Putting that to one side, this example—and there are others—raise two significant questions. One is about a possible conflict of interest caused by a lobbyist working on the Conservative Party leader’s political strategy, but there is also the wider point about the revolving door between government and the lobbying industry. We have just heard about the appointment of a former lobbyist, who also happened to be a Conservative campaigns officer, to oversee public appointments, which sounds to me like double jeopardy. The Civil Service Code states that Whitehall mandarins should be politically independent—a former Conservative worker does not look too independent. The lobbying transparency campaigner, Tamasin Cave, referring to this appointment, said that Ms Wyld had been a lobbyist. She went on to say:
“This job needs someone impartial. It does not bode well”.
Last July, the Commons Political and Constitutional Reform Committee also looked at the issue from the other end: the revolving door between the Civil Service and the private sector. It urged the Government to adopt a joined-up approach to lobbying regulations and to consider changes to the ACOBA alongside lobbying regulations. All of this needs flushing out if the public are really to see who has the ear of government and whether the Bill’s objective of increasing transparency is to be achieved.
Our amendments tackle the issue of lobbyists coming into the system, either as civil servants or employed by a governing party, rather than the outward move, but both should be of concern in any Bill dealing with the openness and transparency of the lobbying industry. I beg to move.
My Lords, I am not an expert on lobbying by any means, but I wonder whether lobbyists employed by opposition parties should also have their position made public. Opposition parties from time to time can form Governments after an election. The work of lobbyists in opposition is just as important as the work of lobbyists for those parties in government. The noble Baroness needs to redraft her amendment.
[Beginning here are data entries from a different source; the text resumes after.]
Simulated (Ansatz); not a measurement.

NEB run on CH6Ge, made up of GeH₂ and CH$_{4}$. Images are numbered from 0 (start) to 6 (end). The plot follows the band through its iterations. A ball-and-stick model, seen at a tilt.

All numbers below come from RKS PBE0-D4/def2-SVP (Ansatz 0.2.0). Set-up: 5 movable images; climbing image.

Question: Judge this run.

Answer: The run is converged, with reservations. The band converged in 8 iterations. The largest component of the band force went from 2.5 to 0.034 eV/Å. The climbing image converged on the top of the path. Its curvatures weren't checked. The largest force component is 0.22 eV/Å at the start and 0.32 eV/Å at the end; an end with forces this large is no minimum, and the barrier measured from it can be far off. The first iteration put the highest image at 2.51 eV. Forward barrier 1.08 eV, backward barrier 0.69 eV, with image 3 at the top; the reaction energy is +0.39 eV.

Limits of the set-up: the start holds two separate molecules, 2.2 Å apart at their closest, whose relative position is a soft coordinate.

My Lords, I shall start by welcoming the at least partial support expressed by the Labour Front Bench for Part 1 of the Bill, and indeed the commendable sentiment that has been expressed for strengthening Part 1 further. I am sure that as we proceed, the same sort of constructive spirit for the Bill’s aims will be provided by the Labour Front Bench. The revolving door is an issue all the way across politics, which no Government have yet entirely managed to resolve. We recognise that people moving in and out of different private and public forms of life create some problems, and a number of things are now in place to cope with those who move from private industry into government and back again. It is not a new problem with this Government.
For Amendment 95 to cover all three parties, one would need to add,
“those who are employed in voluntary capacities”,
because my party would love to employ a number of these people but could not conceivably afford to pay them. Indeed, I am aware of a number of people associated with consultant lobbyist companies who have advised my party in the past. Perhaps that is an area that might also be considered.
I am conscious that this is very much about Lynton Crosby and Crosby Textor. In listening to the beginning of the speech of the noble Baroness, I felt that in some ways this was an amendment with a very long text but very little content, if I may slightly adapt what she said when starting out.
I note her comment on guests at Chequers and I will take that back. However, I Googled Crosby Textor this morning and I can assure the noble Baroness that it would be caught by the new register, since it has offices in both Sydney and London, and would be forced to register and declare its clients under the new Part 1. That is part of what the Bill is about and Crosby Textor would therefore be entirely covered by it. The question of what happens when a member of a consulting company is employed under a contract part-time—as he is—by one of the political parties in government, takes us close to the difficult area of how far political parties in government should be covered by this scheme. I have checked and I can assure the noble Baroness that he has not discussed the tobacco question with the Government. I realise that the tobacco question—I was not so aware of the alcohol question—is very sensitive in government. I merely say that Part 1 of the Bill would catch Crosby Textor. We would then know exactly who its clients were; that is part of the justification of Part 1.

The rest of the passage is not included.